On Monday, 11 June 2012 at 14:48:27 UTC, Dmitry Olshansky wrote:
On 11.06.2012 16:11, Roman D. Boiko wrote:
On Tuesday, 5 June 2012 at 13:27:12 UTC, Roman D. Boiko wrote:
maybe it is better to avoid immutability... or do bulk ins
/del before
copy.
Would it be difficult to introduce two optimizations:
* have strings of all lengths above configurable threshold go
to the same bucket (is it reasonable?)
The sample I listed did just that: for length >= 64 it goes to
bucket of 0-length strings. After all it's your prefix
function, with any distribution you like ;)
Great
* have ability to store a checkpoint, then do a series of
modifications,
and store another checkpoint but reuse data which have not
been affected.
yea, that's a rough sketch of what I want to support.
That's wonderful :)
For the second optimization a possible design would be to
store internal state as snapshot + diffs, and apply diffs when
creating another snapshot. Diff format should allow
efficiently performing trie interface operations.
It may be. Diff could be a bunch of pages that are XOR-ed on
top of snapshot. Dunno if it's worthwhile trick yet.

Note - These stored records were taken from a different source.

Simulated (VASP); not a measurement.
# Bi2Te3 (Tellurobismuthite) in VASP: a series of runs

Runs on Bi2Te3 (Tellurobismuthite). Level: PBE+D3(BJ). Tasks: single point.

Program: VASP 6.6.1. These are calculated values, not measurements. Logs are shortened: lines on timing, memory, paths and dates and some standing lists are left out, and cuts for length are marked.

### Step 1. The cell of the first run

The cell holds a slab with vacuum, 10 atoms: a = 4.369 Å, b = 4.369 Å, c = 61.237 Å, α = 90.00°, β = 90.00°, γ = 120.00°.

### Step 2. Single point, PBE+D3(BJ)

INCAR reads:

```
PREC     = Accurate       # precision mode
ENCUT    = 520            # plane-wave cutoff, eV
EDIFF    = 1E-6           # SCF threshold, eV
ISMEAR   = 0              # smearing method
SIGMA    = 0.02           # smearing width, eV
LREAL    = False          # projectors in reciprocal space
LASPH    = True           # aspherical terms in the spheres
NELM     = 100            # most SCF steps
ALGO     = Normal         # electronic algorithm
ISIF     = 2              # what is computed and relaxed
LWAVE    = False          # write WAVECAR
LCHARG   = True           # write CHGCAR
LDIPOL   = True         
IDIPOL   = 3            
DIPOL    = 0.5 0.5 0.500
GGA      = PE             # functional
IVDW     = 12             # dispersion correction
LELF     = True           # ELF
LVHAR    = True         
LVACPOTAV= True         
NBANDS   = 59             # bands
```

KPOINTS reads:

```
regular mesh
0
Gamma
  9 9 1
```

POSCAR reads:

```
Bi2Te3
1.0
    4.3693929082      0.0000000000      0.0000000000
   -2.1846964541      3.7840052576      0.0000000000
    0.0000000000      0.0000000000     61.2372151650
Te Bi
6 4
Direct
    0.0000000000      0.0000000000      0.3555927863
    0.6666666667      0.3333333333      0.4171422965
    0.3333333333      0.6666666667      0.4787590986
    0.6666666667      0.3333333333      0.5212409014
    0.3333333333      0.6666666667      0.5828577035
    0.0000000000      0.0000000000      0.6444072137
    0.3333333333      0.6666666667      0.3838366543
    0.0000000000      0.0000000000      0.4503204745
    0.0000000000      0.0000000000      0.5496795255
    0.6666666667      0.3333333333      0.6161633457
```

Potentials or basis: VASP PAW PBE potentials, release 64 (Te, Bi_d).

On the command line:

It should be, provided that a single insert / delete doesn't
affect many pages and size of page is reasonably small. Only need
to create pages corresponding to those which are affected; and
there is no need to track separate diffs between snapshots, so
they can be combined.
Another option might be creating a separate trie for insertions
and tracking deletions somehow, provided that tries can be merged
efficiently.
Actually, in my case, deletions could be deferred and performed
in bulk. OTOH, I will need to count how many times a string is
inserted minus number of times it has been deleted.
Alternatively, I could just check from time to time which strings
are not needed any more (micro-GC :) ).
There are many possible data structures, but the one you
mentioned seems to be the most reasonable.